While I write from a particular region (Western North Carolina, Southeast Jurisdiction), my sense from conversations across the U.S. church is that a common experience is occurring. There is a heightened degree of stress among participants and distrust of leadership. The economic downturn has contributed to this (fewer church resources, greater human missional needs, increased costs in areas of health care and pension), as has decline in denominational membership and largely unnoticed but very real trends in generational giving.
Related to this is the need to lower the expectations of those participating in and dependent upon the annual conferences as systems. Thus, "plum" assignments seem to be fewer in supply, and denominational institutions that were birthed by our tradition can expect decreasing levels of support—here I am thinking of children's homes and campus ministries, colleges and seminaries, missionaries and communities for the aged.
The heightened stress can be projected onto the leadership—bishops, conference or general church staff. This must be a disorienting place to inhabit these days. These men and women have arrived in positions of influence through the affirmation and trust of their peers; they now discover an almost default suspicion, and even devaluing of their roles.
Bishops are secure because of our restrictive rules, but the merger of annual conferences is a sign of the larger church's estimate of their contribution to the church's mission. General church agencies find themselves in a several-year limbo, as the church studies itself (at last count, by nine authorized or self-appointed groups). Annual conference staffs, which once mediated between the general church and council of bishops and the local church, are disappearing, apart from necessary administrative functions related to personnel, finance and property. If you think this mirrors developments in corporate culture, you are correct.
An unfortunate reality
The disappearance of these mediating structures, alongside the diminished role of the general church agencies, coincides unfortunately with a reality in most annual conferences that, with exceptions, most United Methodist congregations are not as strong as they were 10 years ago. Again, blame can be assigned to leadership (the pastors, or, by extension, the seminaries), but the factors may be beyond our own institutions: increased social mobility and dislocation; the explosion of sports cultures that have become normative for many young people and their families on weekends; a lower birth rate among Caucasian families and an as yet unwillingness to assimilate immigrant families into our mission.
Most annual conferences have not come to terms with how to deploy clergy to the "medium" size churches, which in most instances are becoming small congregations. And so the average annual conference will increasingly approximate an ecosystem of a few very large congregations and a massive number of small ones. Like the annual conference staff, the mediating structure (the middle size church) will disappear.

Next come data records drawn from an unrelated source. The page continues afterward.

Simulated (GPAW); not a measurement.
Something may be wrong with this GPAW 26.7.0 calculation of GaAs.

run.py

I am seeking to be more descriptive here than judgmental. Bishops do perform a crucial function: to teach the faith, to assign clergy, to guide the church through a chaotic time, to frame the key questions. General church staff are essential in developing resources or sustaining institutions that are beyond the scope of the local church: I am thinking about Disciple Bible Study and the Upper Room, Africa University and the United Methodist Committee on Relief, Nothing But Nets and the “Five Practices.” And annual conference staffs are often populated with very creative and conscientious men and women.
Yet the demands on these persons are increasing at precisely the time when resources flowing toward them are constricting. The cliche "doing more with less" is becoming, in real time, "doing less with less."
The Rev. Ken Carter
We convince ourselves that we are connectional, and the annual conference is the visible sign of this (as is, every four years, the General Conference). And yet the stark reality is that we are becoming less connectional, more a confederation of congregations than a communion.
Annual conferences are by economic necessity decreasing the hours of their meetings at precisely the moment they actually require more time together, to build ownership for key decisions and to create the capacity to see them to fruition (this is also true for the General Conference). There is little agreement on what constitutes the mission of the church, the meaning of what it means to be a United Methodist, or even if it is essential that one be a Christian.
The connection is a legacy passed to us from an earlier generation, but it is now in a fragile state. We gather together, but we cannot give a clear explanation for what we hope to accomplish.
Signs of hope
There are, to be sure, signs of hope: Our infrastructure can be a gift to the world in the aftermath of a crisis (Katrina and Haiti are two recent examples; one wonders if the oil debacle in the Gulf will bring us together in the same way). There are theologians on a number of seminary campuses doing remarkable work; I will step aside from my usual Duke bias by naming Jason Vickers of United Seminary and Dana Robert of Boston University among them.
There are a few very creative and even visionary bishops. A very small number of our United Methodist colleges have awakened to the notion that their historic identity could actually be their niche in an increasingly secular culture. United Methodist Communications is doing cutting-edge work in connecting a technologically savvy audience with hands-on mission. The missional church movement is more aligned with Wesleyan theology than any other stream of the tradition. And there are congregations that are taking risks for the Kingdom of God. These are more prevalent than we sometimes imagine.
These signs of hope are renewing the connection, either by distancing themselves from the system where possible, accessing the system when that is helpful, and strengthening the system even when it would be easy to do otherwise (and here I am thinking of someone like Adam Hamilton). Yet these signs of hope cannot and should not lead us to the avoidance of the present reality: The stress that is felt in our system is the breaking apart of a structure that is no longer sustainable, missional, or even functional.
Saving our collective soul
Conferencing will increasingly be a gathering place for four types of participants: those seeking to avoid the chaos of the surrounding culture as they remember the glory years; others who are seeking to process their disorientation in a system that cannot provide the rewards it once promised; those who wonder how much or how little they should invest in a system that no longer seems relevant; and those who sense that Methodism can yet be reinvented through, in Dean Greg Jones' wonderful phrase, "traditioned innovation."
I find myself in this last cohort. I did not really ever participate in the glory years, and I am fully a part of the denomination, in every sense of that word and at every level. Many of my friends, and many clergy for whom I have deep respect are among the most disoriented, and I can only listen and pray. And yet I believe that there is something of substance in the Methodist movement; it is the gospel itself, a rich and broad understanding of grace and a deep and wide perspective about holiness.
If we can get in touch with a grace that is lifelong and complex and a holiness that is personal and social, we will connect with the source that may yet be the salvation of our collective soul.
My sense is that reformations have always been theological before they have been institutional. Put differently, they have been gifts from God. And so the heightened degree of stress is either the end of life, or the birth pangs of a new creation. My hope is that all of this is the latter.